MEITS Blog


Football, Multilingualism and Interdisciplinarity

by Lisa-Maria Müller

“Tooor, Tooor, Tooor, Tooor, Tooor, Tooor! I wer’ narrisch!” Cordoba 1978, Austria beats Germany 3:2 – a legendary victory the country still hasn’t quite recovered from (not least because Austria isn’t necessarily spoiled with football victories). 

Why am I telling you about this? Well, firstly I am obviously trying to appeal to my football affine audience (hi there, lonely soul). And secondly, I wanted to tell you why watching a football game has never been straightforward for me. It’s a game between two teams, one wins, one loses, or nobody does either and you feel like you’ve wasted the last 90 minutes watching 22 people kicking a football around a field. The expectation is that you pick one at the start of the game (or the season, or sometimes even your life) and then you cheer this team on until the bitter end.

At international sporting events the expectation is that you support your national team – who else? You might get away with supporting a different team if yours did not qualify (hello there, Austria) but otherwise, such a choice would be rather uncommon. But what do you do if your heart beats for more than one nation? Either, because you were born in one and now live in another, or because your parents are from two different countries?

The latter is the case for me and I always found it hard to pick a team to support. People might say that this is why I chose a French partner, so I’d get a shot at finally supporting a stronger team … (Allez les bleus!).

It was always natural for me to root for more than one team and be happy for their victories. When Austria played against Poland in 2008, I supported both teams. And I wasn’t disappointed when they played 1:1 – a perfect outcome for me.

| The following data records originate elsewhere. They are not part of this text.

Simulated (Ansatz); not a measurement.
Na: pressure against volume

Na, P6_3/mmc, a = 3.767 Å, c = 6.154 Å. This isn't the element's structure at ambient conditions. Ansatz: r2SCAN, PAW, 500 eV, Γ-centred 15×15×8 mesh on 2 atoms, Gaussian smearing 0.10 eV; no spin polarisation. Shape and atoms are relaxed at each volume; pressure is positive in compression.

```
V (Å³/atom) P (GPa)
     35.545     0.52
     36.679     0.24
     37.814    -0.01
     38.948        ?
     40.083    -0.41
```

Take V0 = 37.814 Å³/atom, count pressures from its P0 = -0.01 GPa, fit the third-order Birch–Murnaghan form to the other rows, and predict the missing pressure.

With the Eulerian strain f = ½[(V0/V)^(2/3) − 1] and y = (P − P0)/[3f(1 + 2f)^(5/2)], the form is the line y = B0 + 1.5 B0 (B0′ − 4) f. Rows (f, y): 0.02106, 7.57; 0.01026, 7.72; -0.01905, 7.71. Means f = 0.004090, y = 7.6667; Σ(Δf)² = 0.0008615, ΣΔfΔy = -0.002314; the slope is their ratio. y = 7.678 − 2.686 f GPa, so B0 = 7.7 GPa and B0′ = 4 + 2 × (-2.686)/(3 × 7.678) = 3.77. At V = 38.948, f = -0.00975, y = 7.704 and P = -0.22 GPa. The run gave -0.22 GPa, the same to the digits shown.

I feel equally about my two hats as a researcher and a practitioner. I can never quite pick one side. On the one hand this can be quite tiring because I sometimes feel like I am a Jack-of-all-trades but master of none. I have an understanding of teaching practice but only having taught for 1.5 years myself before moving to academia full-time, I always feel like an intruder when I try to define myself as a teacher. What do I know, really, about the day-to-day life of a teacher under pressures of marking and performing? Can I really relate to being caught in the repetitive routines of a daily life in school? Similar thoughts come to mind as a researcher, when I sometimes feel like my obsession with the applicability of research is keeping me from concentrating enough on the nitty-gritty details. Sometimes I get carried away with wanting to apply findings instead of running boring stats.

But actually, quite like supporting more than one team in football, being part of more than one team in my professional life, I get double the chance of victories. It is a great feeling to be part of more than one in-group and to be able to relate to lived experiences (despite only short ones). It opens up new perspectives and allows me to focus on questions that I believe will make a difference in practice.

So, whether I shout Tor! or gol! My ideal case scenario is that two teams come together and do their best for 90 minutes. Essentially, the process of a football game is one of action and reaction. No team can exist meaningfully without the other. If one of them leaves, the other loses their motivation to do their best. So by giving your best in your team, aren’t you automatically also pushing the other to the heights of their performance? In that case, is a match ever a real competition, or is it a symbiosis?